The Texas Department of Insurance proposes an amendment to §11.803 concerning loans, investments and other assets of health maintenance organizations (HMOs). The proposed amendment is necessary to harmonize the section with a proposed amendment to §7.86 (relating to Custodied Securities), which is published elsewhere in this issue of the Texas Register. The amendment proposes to delete the requirements in §11.803(5) to demonstrate ownership of HMO investments held by a custodian and substitute the requirements of §7.86 so that HMOs and insurers may demonstrate ownership of securities held by a custodian in the same manner.

Ms. Betty Patterson, Senior Associate Commissioner, Financial Program, has determined that for each year of the first five years the proposed section will be in effect, there will be no fiscal impact to state and local governments as a result of the enforcement or administration of the rule. There will be no measurable effect on local employment or the local economy as a result of the proposal.
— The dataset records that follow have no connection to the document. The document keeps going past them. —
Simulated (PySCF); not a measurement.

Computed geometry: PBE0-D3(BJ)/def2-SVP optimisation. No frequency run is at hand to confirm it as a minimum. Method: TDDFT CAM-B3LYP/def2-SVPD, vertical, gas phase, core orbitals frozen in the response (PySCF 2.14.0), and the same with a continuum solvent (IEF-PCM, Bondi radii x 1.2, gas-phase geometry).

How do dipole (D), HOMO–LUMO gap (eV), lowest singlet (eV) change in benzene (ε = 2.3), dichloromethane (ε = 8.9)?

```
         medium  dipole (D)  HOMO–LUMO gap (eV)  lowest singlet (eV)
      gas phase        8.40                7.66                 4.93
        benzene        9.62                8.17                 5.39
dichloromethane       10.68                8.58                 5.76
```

Ms. Patterson has determined that for each year of the first five years the section is in effect, the public benefit anticipated as a result of the proposed section will be more efficient practices with regard to the safeguarding of an HMOs certificated and uncertificated securities held by custodians. The probable economic cost to HMOs that comply with the proposed section will vary for the first year of the first five year period the amended section is in effect. Each HMO will need to review the custodial agreements currently in place and determine whether any modifications are necessary to comply with the section as amended. Assuming modifications to the custodial agreement are necessary, a new agreement must be prepared and executed by the HMO and the custodian. If the custodied securities must be transferred to another custodian as a result of the increased net worth requirement for qualified brokers/dealers acting as custodians, an HMO may incur additional costs for the transfer. Since custodial fees are negotiable and are impacted by other services an HMO may have with the custodian, the total cost of compliance will vary. Based on the department's experience, the cost of compliance with the amended section due to the foregoing activities should not exceed $5,000. After the cost of compliance in the first year of the first five-year period, there are no other anticipated economic costs to HMOs as a result of the proposed section. The department finds it is neither legal nor feasible to waive or reduce the effect of the proposed section on HMOs that are micro or small businesses since the section establishes minimum standards for the prudent safeguarding of an HMO's securities. The department believes those standards must be applied to all HMOs to assure their investments are prudently protected to minimize the risk of loss of the investments.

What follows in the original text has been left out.